The association with a galaxy at 346 Mpc implies that GRB 211211A is one of the closest long bursts ever discovered, yet the properties of its gamma-ray emission—such as the negligible temporal lag, short variability timescale and hard spectrum—do not fit into this class of events (Extended Data Fig. 2). These are distinctive features of short bursts and classify GRB 211211A as a hybrid event, analogous to GRB 0606143. In addition to its prompt gamma-ray phase, several lines of evidence differentiate GRB 211211A from canonical long GRBs. The GRB does not lie in a star-forming region (Methods) and late-time optical imaging rules out any bright supernova at its location (Extended Data Fig. 4): as the dust content along the line of sight is negligible, a luminous supernova similar to SN 1998bw15 is excluded out to z ≈ 0.8. A faint and short-lived supernova similar to SN 2008ha6 is also ruled out by the optical limits. The GRB location and the global properties of its host galaxy provide indirect evidence for a stellar progenitor different from a collapsing massive star and are instead consistent with a compact binary merger (Methods).

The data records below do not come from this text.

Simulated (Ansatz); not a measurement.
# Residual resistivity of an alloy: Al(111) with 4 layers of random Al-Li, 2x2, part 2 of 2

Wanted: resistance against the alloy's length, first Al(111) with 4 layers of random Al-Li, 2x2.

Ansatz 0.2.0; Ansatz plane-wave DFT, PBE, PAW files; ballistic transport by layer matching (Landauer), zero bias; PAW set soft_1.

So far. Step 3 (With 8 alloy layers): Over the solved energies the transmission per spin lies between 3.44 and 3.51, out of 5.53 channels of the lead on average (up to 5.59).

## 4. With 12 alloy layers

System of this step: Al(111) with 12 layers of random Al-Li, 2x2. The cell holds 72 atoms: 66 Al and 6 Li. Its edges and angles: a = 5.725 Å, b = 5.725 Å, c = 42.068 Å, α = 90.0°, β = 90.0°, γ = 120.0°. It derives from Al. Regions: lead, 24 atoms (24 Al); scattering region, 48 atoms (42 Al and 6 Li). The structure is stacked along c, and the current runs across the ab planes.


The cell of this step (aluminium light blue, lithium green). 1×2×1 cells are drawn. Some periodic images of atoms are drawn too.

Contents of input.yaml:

The unambiguous proof of a compact object binary merger comes either from its gravitational wave signal2 or from its kilonova, a short-lived glow of quasi-thermal radiation powered by the radioactive decay energy of heavy nuclei16, produced in the merger ejecta via rapid neutron capture process (r-process). The first known kilonova was AT2017gfo, characterized by an early (less than 12 h) UV/optical peak17 followed by a longer-lasting infrared signal18,19,20,21. We find that a similar component is identified in the UV/optical/infrared (UVOIR) counterpart of GRB 211211A, providing us with the direct link to compact binary mergers.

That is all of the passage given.